The FBI has "reopened" its consideration
of a request for records on the infamous 2016 tarmac meeting between
then-Attorney General Loretta Lynch and former President Bill Clinton,
the group behind that request told Fox News.
American Center for Law and Justice President Jay Sekulow called the
development a “positive sign,” in an interview Wednesday on “Fox &
Friends.”
Sekulow said the FBI sent him a letter saying it had reopened his
Freedom of Information Act request for documents related to the June
2016 meeting. At first, the FBI and DOJ said they did not have documents
detailing the tarmac meet-up, before recently releasing a batch of
emails. They are now searching for more records.
“While we appreciate that the FBI has ‘reopened’ the case file and is
now ‘searching’ for documents responsive to our duly submitted FOIA
request from more than a year ago, it stretches the bounds of credulity
to suggest that the FBI bureaucracy just discovered that ‘potentially
responsive’ records ‘may exist’ on its own accord,” Sekulow said in a
written statement.
FBI’s newest letter to the ACLJ – dated one week after the government
watchdog group accused the government of lying to them about the
existence of records – now states that “records potentially responsive
to your request may exist.”
Last week, ACLJ released 400 emails from the initial batch they
received. The documents revealed that Lynch used an email alias to
discuss the secret meeting that took place between her and Clinton and
that DOJ staffers were concerned about the optics of the situation.

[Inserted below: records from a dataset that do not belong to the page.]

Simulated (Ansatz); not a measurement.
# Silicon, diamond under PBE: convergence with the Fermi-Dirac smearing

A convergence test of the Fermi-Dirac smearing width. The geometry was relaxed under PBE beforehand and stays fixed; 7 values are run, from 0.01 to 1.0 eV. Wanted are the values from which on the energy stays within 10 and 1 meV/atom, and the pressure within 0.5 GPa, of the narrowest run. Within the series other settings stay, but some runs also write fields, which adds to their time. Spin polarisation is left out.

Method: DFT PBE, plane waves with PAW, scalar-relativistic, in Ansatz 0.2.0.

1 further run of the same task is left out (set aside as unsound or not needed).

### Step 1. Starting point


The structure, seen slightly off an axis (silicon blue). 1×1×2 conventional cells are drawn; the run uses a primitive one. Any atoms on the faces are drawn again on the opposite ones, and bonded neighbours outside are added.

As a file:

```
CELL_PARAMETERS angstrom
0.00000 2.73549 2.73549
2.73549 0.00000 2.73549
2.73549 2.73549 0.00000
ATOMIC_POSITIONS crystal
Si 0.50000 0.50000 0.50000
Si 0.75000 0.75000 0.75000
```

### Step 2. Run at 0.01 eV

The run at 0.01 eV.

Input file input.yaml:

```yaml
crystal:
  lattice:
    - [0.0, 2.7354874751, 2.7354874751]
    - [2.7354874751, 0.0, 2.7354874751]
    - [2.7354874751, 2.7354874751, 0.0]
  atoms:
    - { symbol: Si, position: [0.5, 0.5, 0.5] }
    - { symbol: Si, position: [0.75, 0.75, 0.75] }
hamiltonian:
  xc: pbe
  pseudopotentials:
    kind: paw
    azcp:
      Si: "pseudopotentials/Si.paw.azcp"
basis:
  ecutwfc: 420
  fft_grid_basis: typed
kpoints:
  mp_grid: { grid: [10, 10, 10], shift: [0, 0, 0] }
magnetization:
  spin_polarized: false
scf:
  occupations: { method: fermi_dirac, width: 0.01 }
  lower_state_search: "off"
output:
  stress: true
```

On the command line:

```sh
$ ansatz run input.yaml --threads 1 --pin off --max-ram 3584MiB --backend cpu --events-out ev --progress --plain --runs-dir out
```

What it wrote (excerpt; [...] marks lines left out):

The tarmac meeting fueled Republican complaints at the time that Lynch
had improperly met with the husband of an investigation subject, Hillary
Clinton, just before the probe into her personal email use was completed
with no charges filed.
A week after the meeting, then-FBI Director James Comey called Clinton’s
actions “extremely careless” but did not recommend charges. The criminal
investigation was closed and then briefly re-opened in October just days
before the 2016 presidential election.
Sekulow, who also serves on President Trump’s legal team, said the ACLJ
will continue to “press on in our legal fight to ensure that the details
of the secret Clinton-Lynch meeting and the subsequent cover-up and
withholding of information from the public comes to light.”